Council should pull the plug on the idea of selling InnPower.

That was the message from Danny Persaud, president and chief executive officer of InnPower, InnServices and InnTerprises, during a special meeting of council Feb. 21. It was the second Wednesday in a row council had sat in special session to discuss its wholly owned utility companies.

The previous week, prior to the regularly scheduled council meeting, a presentation was led by Mohamed Bhamani, Ernst & Young’s national lead partner for local government consulting.

The Ernst & Young report provided 14 recommendations across three areas: Efficiency and Enhancement Opportunities, Strategic Growth Opportunities and Transformative and Restructuring Opportunities. Persaud told council his group could not support four of the recommendations provided, three of which were found under Transformative and Restructuring Opportunities.

Perhaps most important was the recommendation to explore the sale of InnPower.

“The town may consider the sale of all (i.e., 100%) or a percentage share of InnPower to another utility company or investor,” the report stated. “Additionally, this could reduce the overhead associated with owning and managing a utility, as well as provide an opportunity to further de-risk investments.”

It could also be an immediate cash boon.

“(The) sale of InnPower (whether all or in part) will provide the Town with access to immediate funds which may be re-invested into higher priority areas or into more revenue-generating opportunities (should any be identified),” the report stated.

That would be shortsighted, Persuad said, and ultimately a detriment to the community.

“We are not biased; our fiduciary duty is to the corporation and the decisions we make are in the best interests of the corporation and its stakeholders,” he said. “We believe there will be a loss of community value and community benefit.”

Perhaps the biggest reason to keep the utility is the growth expected in the next few years. When the City of Barrie annexed land from Innisfil more than a decade ago, there was no financial restitution for the swap. However, InnPower was still allowed to be the service provider for those lands.

With the construction boom in south Barrie — the very lands formerly part of Innisfil — combined with the ongoing construction within the municipality’s current borders, InnPower’s customer base is expected to double in the next 10 to 15 years.

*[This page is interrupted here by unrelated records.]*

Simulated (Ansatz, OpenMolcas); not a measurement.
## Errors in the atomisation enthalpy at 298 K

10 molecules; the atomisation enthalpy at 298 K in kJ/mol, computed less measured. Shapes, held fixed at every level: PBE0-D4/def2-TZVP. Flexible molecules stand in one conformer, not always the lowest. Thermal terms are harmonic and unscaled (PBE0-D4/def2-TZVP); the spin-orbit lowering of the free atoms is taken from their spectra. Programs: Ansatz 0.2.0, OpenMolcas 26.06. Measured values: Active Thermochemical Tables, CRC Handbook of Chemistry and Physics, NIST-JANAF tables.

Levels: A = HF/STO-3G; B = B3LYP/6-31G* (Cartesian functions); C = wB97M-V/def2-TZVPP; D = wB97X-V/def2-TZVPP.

That’s money for the community it might not otherwise see if InnPower were to be sold off. And it's not worth trading for about $30 million, Deputy Mayor Kenneth Fowler suggested during the meeting.

Persuad also highlighted a potential difference in customer service.

“Every dollar that residents pay into the distribution of their bill that goes to InnPower is invested in our communities,” he said. “All of the infrastructure we’re putting in benefits there, all of the storm (or) outage response goes strictly toward our customers.”

He then wondered if residents, especially those in the rural areas of the municipality, could expect the same service in emergencies or the same commitment to improving infrastructure if control of the utility was based outside of town.

“We don’t take the rates and invest anywhere outside of Innisfil or south Barrie,” Persaud said.

Another community benefit the town needs to maintain is InnTerprises, Persaud said.

The Ernst & Young report stated InnTerprises is ripe for sale or dissolution “as the entity has moved to a position of loss,” and “it may no longer be sustainable to continue operating the entity within the current state of operations.”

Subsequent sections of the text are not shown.